Around the world many countries are trying to shift towards a cleaner economy, moving away from a reliance on energy produced by fossil fuels, such as coal and gas, towards a more sustainable supply by ramping up renewable energy sources, such as solar plants and wind farms. This is an important example of the ways that countries can transition to a “green economy.”
Whilst there is not a universally agreed definition of the term, the United Nations Environment Programme (UNEP), describes a green economy as being one which is
“low carbon, resource efficient and socially inclusive.”
At the UN’s Rio+20 conference on sustainable development in 2012, one of the milestone conferences on the road to the adoption of the Paris Agreement, the outcome document declared that a green economy is
“one of the important tools available for achieving sustainable development,”
which should create
“opportunities for employment and decent work for all, while maintaining the healthy functioning of the Earth’s ecosystems.”
The shift to a green economy opens up a “massive opportunity for job creation,” says Moustapha Kamal Gueye, coordinator of the Green Jobs Programme at the International Labour Organization (ILO). An obvious example is the energy industry, where the shift to renewable energies is creating new jobs in companies catering to solar plants, wind farms and other clean energy sources.

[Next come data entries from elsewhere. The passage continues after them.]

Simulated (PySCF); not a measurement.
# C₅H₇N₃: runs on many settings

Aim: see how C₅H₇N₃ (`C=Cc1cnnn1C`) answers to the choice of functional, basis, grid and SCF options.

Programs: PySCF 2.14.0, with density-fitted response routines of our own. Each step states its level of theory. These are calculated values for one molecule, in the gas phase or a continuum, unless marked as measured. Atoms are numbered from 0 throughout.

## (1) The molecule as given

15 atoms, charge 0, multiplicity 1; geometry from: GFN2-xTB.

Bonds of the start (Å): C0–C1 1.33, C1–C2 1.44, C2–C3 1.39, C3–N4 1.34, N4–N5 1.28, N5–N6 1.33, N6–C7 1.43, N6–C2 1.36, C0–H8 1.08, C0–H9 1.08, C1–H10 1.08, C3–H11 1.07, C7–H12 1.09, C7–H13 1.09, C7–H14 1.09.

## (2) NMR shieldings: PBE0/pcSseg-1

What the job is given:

But the opportunities stretch far beyond the energy industry, in both developed and developing countries, to include areas such as construction and manufacturing, where a host of innovative new techniques, often driven by digital technology, are designed to reduce waste and improve efficiency.
In developing countries, the ILO Green Jobs Programme actively helps communities to adopt and implement sustainable practices, increasing their chances of securing an income. In rural Zambia, for example, the Programme has trained women to build homes using sustainable techniques, and how to assemble and install solar panels, in a country suffering from an energy crisis, and where many people have never had access to electricity. The skills they have learned have had positive, life-changing benefits for the community and, by reducing waste and pollution, have reduced the impact on the environment.
For the Just Transition to function effectively, a range of actors need to work together, from trade unions, to national and local government, sustainability-conscious businesses and community-based organizations. And the prize couldn’t be bigger: a world in which all people work in decent, productive jobs, contributing to a global economy that protects the environment, for the benefit of all.